Fred Smith FedEx Blackjack

BruxTime, CC BY-SA 4.0, via Wikimedia Commons

This is a story that has been told and re-told so many times that the details have been changed several times to sensationalise the story.

The story itself is true, although the numbers involved and the importance of the winning session of blackjack have often been exaggerated.

Nevertheless, the fact remains that the CEO of one of the biggest companies in the world once gambled the last of his money in a last ditch attempt to keep the lights on, and it marked a turning point in his company’s fortunes.

He may not have been a prolific gambler like some of the other names on this list of famous blackjack players, but he is certainly the richest, worth around $14 billion today thanks to the success of FedEx.

Las Vegas is a place that can make or break a gambler in record time, but this ballsy businessman’s luck was definitely in when he visited.

The Story of FedEx and Blackjack

FedEx Plane

Dylan Ashe, CC BY-SA 2.0, via Wikimedia Commons

Fred Smith, the CEO of the now world famous company FedEx, actually came up with the idea for his business back in college, when he wrote a paper on how companies could ship items faster by changing their shipping strategies.

His teacher didn’t think the idea had much mileage, so Smith only got a C for his work. That was in 1965.

Six years and two tours of duty in Vietnam later, Fred bought a company called Arkansas Aviation Sales with some inheritance money and dug out his old term paper. This was the beginning of FedEx.

Things were going ok to begin with, and he managed to raise $80 million in investments and launched FedEx proper in 1973, but just a few years later with fuel costs spiralling Smith was in danger of his fledgling delivery service becoming insolvent.

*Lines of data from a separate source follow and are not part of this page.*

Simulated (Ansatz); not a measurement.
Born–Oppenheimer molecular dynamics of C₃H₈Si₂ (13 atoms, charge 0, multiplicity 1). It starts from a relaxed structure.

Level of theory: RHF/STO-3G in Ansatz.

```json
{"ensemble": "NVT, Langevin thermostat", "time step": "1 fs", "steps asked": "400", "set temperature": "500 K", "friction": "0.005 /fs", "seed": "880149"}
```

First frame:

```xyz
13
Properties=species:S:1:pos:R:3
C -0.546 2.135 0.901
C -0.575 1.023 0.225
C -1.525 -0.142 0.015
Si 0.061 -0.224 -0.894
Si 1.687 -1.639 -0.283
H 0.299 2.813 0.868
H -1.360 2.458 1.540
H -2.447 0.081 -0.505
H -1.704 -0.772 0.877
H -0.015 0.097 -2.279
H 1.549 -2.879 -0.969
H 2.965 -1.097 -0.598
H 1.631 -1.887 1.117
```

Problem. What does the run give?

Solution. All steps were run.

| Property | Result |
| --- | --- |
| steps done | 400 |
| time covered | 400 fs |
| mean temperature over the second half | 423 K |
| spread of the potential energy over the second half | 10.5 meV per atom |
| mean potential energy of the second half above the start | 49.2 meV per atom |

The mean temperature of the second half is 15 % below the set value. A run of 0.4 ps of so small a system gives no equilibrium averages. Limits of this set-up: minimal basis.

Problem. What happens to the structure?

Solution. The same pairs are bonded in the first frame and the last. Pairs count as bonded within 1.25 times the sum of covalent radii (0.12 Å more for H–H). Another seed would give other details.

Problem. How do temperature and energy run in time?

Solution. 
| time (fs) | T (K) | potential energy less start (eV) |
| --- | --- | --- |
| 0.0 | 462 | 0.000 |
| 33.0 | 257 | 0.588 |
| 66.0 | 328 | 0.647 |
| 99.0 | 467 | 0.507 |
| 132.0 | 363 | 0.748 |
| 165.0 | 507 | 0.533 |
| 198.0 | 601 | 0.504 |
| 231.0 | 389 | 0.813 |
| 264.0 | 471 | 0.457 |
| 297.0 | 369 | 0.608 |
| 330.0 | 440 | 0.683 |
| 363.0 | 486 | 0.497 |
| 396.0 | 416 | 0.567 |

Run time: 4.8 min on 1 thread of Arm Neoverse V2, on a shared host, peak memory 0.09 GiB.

Already in millions of dollars’ worth of debt, his company was down to its last $5,000. He had huge fuel bills to pay, could not raise further investment, and had just been denied a further loan.

Heading to Las Vegas

Las Vegas Sign

At this point Fred was willing to take a big risk to keep his company alive.

He has since said that his experiences as a marine in Vietnam helped him to rationalise the situation, since he was just dealing with money, and not people’s lives. The highly decorated former soldier was prepared to take what he considered to be a fairly moderate risk given the plight of FedEx.

“I think probably my experience in the service, where — the currency of exchange in FedEx was just money, it wasn’t people’s arms and legs, or lives. I was willing to take a chance, because losing wasn’t the worst thing in the world that could happen to you.

Despite many versions of this story noting that he staked that last $5,000 on the blackjack table, what he actually did was use a few hundred dollars of his own money as well as $1,000 of credit and managed to win $25,000.

The details of the game are not known, as in how long he played for, how much he was betting at a time etc. The point is though, that he did it in the first place.

He wired that money back to FedEx who could then afford to keep the planes topped up with fuel and delivering parcels for another week while additional funds could be found.

His business partner wasn’t too impressed when he heard how Smith had go the money, but like Smith told him, if he hadn’t have taken the risk the planes wouldn’t have been able to fly anyway and the company would have gone under.

It is often said that the gamble literally saved the company and got them out of debt, but this is not true. Smith has himself said that they owed so much that $25,000 was a “drop in the ocean”, but it did symbolically represent a change in fortunes for the company.

By 1976 their turnover was North of $75 million and they were in profit for the first time to the tune of $3.6 million, and in 1978 they listed on the New York Stock Exchange.

These days the company name has become its own common noun, with secretaries world wide being told to “FedEx this to the client by Tuesday” – or words to that effect.